*puts on Mel Dunay hat*
Just finished rewriting/editing book 1 in my paranormal romance series. I’m going to let it “rest” for a week or two while I continue writing book 2, then give it another look over and start formatting it for print and kindle. I’ve rough-drafted, I don’t know, maybe seven or eight short novels in my life, but this is only the second time I’ve tried to clean one up for publication, and the first time was ten years ago, using Microsoft Word in conjunction with some kind of early cloud storage, like Google Docs.
I have to say that working with Scrivener took some getting used to. I imported the rough draft of book 1 into a new project, started a folder in the project called “First Draft” and then used the “split at selection” tool to break it apart into scenes. That was all I did for several months; just read through the draft a little bit at a time in the mornings before going to work or coming home from work, split the pieces into scenes and use the synopsis tool under “Information” to create brief descriptions of each scene. I had a separate folder where I put ideas for revision: renaming places or people, adding new supporting characters, tightening up continuity. Basically I would take notes about things I felt like I needed to change and put them in that folder.
Once I was done splitting out the scenes, I left it alone for a while, wrote a few missing scenes to introduce a new supporting character, then created two subfolders for the “First Draft” folder. I had noticed that I got sloppier and more confused towards the end of the novel, and so the “Easy” subfolder collected the ones that needed less work, and the “Hard” subfolder” collected the later scenes that needed more reworking. I also added two more folders: “Second Draft” for the scenes that I had finished reworking, and “Fragments” for odds and ends that I deleted (or partially wrote and discard) in the process of working on the second draft.
Writing book 2 with Scrivener’s help is a lot more straightforward. I outlined book 2 on a scene by scene basis in Microsoft Excel over the course of a week’s worth of break time at work, and emailed it home (my employer is not terribly okay with cloud storage sites or memory sticks, for security reasons). I copied each cell’s worth of information from the spreadsheet into its own scene (piece of text) in a folder called “Outline” in the Scrivener project for book 2. It was a royal pain to set up, and I don’t think my wrists and fingers worked right for a day or two afterwards, but it’s made the actual writing process a lot less painful. I glance at the book 2 project file in the morning to see where I’m at, go to work, write the next scene as I have time (or feel like it), email the rough draft home, copy the latest scene written into the corresponding slot in the Outline folder, make some changes to the tags under “Information” (hero or heroine pov, thriller-oriented scene or romantic) and then move that piece to another folder, “Already Written,” within the Scrivener project for book 2.
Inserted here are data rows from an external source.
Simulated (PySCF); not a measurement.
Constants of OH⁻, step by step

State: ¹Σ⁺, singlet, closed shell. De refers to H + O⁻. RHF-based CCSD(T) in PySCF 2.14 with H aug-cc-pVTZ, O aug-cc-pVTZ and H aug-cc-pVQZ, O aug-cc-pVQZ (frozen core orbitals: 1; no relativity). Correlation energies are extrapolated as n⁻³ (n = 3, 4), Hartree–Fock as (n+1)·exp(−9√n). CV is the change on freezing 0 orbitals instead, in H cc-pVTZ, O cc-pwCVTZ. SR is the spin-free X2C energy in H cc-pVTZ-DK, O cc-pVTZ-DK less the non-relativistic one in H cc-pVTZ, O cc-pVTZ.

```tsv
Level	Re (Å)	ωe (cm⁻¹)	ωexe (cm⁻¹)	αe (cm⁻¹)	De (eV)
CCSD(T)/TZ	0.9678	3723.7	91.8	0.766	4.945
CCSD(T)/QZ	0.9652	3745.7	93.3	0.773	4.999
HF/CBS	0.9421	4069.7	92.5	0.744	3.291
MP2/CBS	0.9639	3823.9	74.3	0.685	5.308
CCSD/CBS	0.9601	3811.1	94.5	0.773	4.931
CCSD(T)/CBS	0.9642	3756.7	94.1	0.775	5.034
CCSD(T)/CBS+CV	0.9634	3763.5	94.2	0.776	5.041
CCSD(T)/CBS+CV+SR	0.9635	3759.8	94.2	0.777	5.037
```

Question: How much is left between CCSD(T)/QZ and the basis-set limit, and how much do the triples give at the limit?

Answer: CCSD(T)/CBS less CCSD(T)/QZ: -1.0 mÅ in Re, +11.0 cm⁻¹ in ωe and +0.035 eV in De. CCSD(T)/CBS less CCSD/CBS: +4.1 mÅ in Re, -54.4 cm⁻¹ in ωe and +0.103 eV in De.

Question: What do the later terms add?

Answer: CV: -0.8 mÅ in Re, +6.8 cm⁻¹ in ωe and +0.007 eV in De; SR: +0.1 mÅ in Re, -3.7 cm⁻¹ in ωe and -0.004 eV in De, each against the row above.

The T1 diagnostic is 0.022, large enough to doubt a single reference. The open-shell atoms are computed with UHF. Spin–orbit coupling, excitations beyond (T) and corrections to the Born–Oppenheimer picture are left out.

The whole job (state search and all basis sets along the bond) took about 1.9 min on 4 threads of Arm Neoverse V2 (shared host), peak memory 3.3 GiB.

Probably none of that makes any sense unless you already use Scrivener, and I’m the wrong person to explain the inner workings. I will say that Scrivener comes with a kind of “workbook” that uses the basic structure of a Scrivener project to walk you through its functions, and I found that once I worked through that workbook/tutorial thingie (which took most of a weekend where I didn’t have any social commitments) I had a much better idea of what the program could do, and more importantly, how I could make it do what I needed it to. It’s not a magic “make novel” toy, but as someone with a disorganized mind that tends to spin off in six different directions at once, I’ve found it really helpful for corralling my thoughts in some kind of format that I can refer back to and find what I need fairly easily.